Designing & Exporting – Inkscape


This is a quick run down of how to design and use Inkscape ( Free Vector Design Software) for vector and text creation.

Inkscape can be found for download offsite here –

Designing your vectors in Inkscape is a fantastic alternative to any proprietary software that locks your designs inside, with no option to export it out. From Inkscape, you can export out you designs to any cutting software via SVG, you can also import any vectors as well.

Fonts can also be used as you would normally, with no restrictions.

We are going to run through the basics of how to setup inkscape to create a file suitable for sending to us to create a custom blank.

Document Setup

First what we want to do, is open up Inkscape, you will be presented with a white box, this represents your work area.

Default Screen on load

We want to resize this work area to match that of our sheet sizes that we have available, in order to know our boundaries based on your part size.

Our sheet sizing is as follows –

  • 605x403mm
  • 900x610mm
  • 1220x1220mm
  • 1220x2440mm

To change our workspace to match, we want to go to File > Document Properties

We want to set out display units to mm (Millimeters)

Then, where it says custom size, we want to set it to one of our sheet sizes, we will pick 605x403mm as an example. One updated it should look like this :

605×403 Sheet Size

We can now close that window. You should have a nicely sized workspace now!

Lets create a simple blank!

On the left we have our simple shape tools and down the bottom our stroke and fill settings. Stroke and fill will be important to remember. Basically we want to draw just outlines, so we will disable our fill on all shapes that we create.

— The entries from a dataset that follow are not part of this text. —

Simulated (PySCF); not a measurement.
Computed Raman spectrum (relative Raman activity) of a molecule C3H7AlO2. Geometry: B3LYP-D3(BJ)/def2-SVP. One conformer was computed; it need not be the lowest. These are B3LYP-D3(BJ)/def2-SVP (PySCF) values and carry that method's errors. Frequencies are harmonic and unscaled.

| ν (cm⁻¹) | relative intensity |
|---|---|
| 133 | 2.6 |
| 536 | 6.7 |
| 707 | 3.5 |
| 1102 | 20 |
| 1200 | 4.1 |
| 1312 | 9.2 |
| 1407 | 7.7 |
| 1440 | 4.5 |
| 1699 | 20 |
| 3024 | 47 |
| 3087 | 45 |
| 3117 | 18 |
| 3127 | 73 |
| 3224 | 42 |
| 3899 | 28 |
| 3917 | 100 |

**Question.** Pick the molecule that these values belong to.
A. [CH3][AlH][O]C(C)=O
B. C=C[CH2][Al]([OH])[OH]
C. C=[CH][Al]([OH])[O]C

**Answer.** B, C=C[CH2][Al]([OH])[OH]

Colours can be changed by dragging from the long row of colours into where it says Stroke:N/A

Use the square tool to create a simple square in the middle of the work area. Use the dialogs at the top of the page to set the width and height of our square to 100x100mm. If you would like it to have rounded corners, set the Rx and Ry. The Rx and Ry values need to match, so if we wanted 10mm Radius corners, we would set them to Rx:10 and Ry:10. We will keep them at 0 for now.

You will notice our dimensions are set at the top of the page to 100x100mm. Our stroke down the bottom is set to black and 0.265 line width, with no fill.

If you have fill enabled, simply click on the colour box next to Fill and a menu should open, click the “X” to turn fill off.

Next, lets add a simply hole to our blank. Using the circle tool beneath the square tool, click and drag a circle out on the workspace.

If hole placement is critical, use the coordinates to place it relative to the square. Set the size of the circle using the Rx and Ry settings, these are the radius of the circle Horizontal (Rx) and Vertically (Ry). We will create a 10mm Diameter Circle, so we want to set these both to 5mm. The radius of a circle is half its diameter.

Circle: Center-Radius Equation
Curtesy of

Objects to Path

Before we export these shapes, we want to convert them from objects to path. Select all the shapes on the page and then go to Path > Object to Path to convert them. This will convert them from Inkscape objects to things our systems can read.

So for this simple intro lesson, we are pretty well done with our simple oversized keyring blank! 😂

Next we will export it and move on to importing it into our automatic quoting system for us to cut it.

We want to select “Save as copy” from the file menu and save as SVG to where ever you would like so that you can find it later.

Save as Copy (SVG)

Now we are going to load up the quoting system.

Either drag or click to upload a file, select the file you just saved.

Select your required material colour and thickness

Enter the quantity, remember the more you order the cheaper it gets!

As you can see, the dimensions of the parts match that of what we set it to in Inkscape! Win!

You can now select the quantity you would like to have in this order and then calculate the price, you shouldn’t need to play with cutting colors yet. If you would like to skip ahead of our tutorials, have a play with adding extra layers into the mix, we typically use blue for engraving and red for scoring (quick movements that don’t cut all the way through.)

Don’t forget to convert objects to path, even for text, just like most other software, don’t forget to weld (Combine) the letters.

This concludes the tutorial for simple cutting of shapes. You can now add items to your cart and pay online and have it shipped to your door!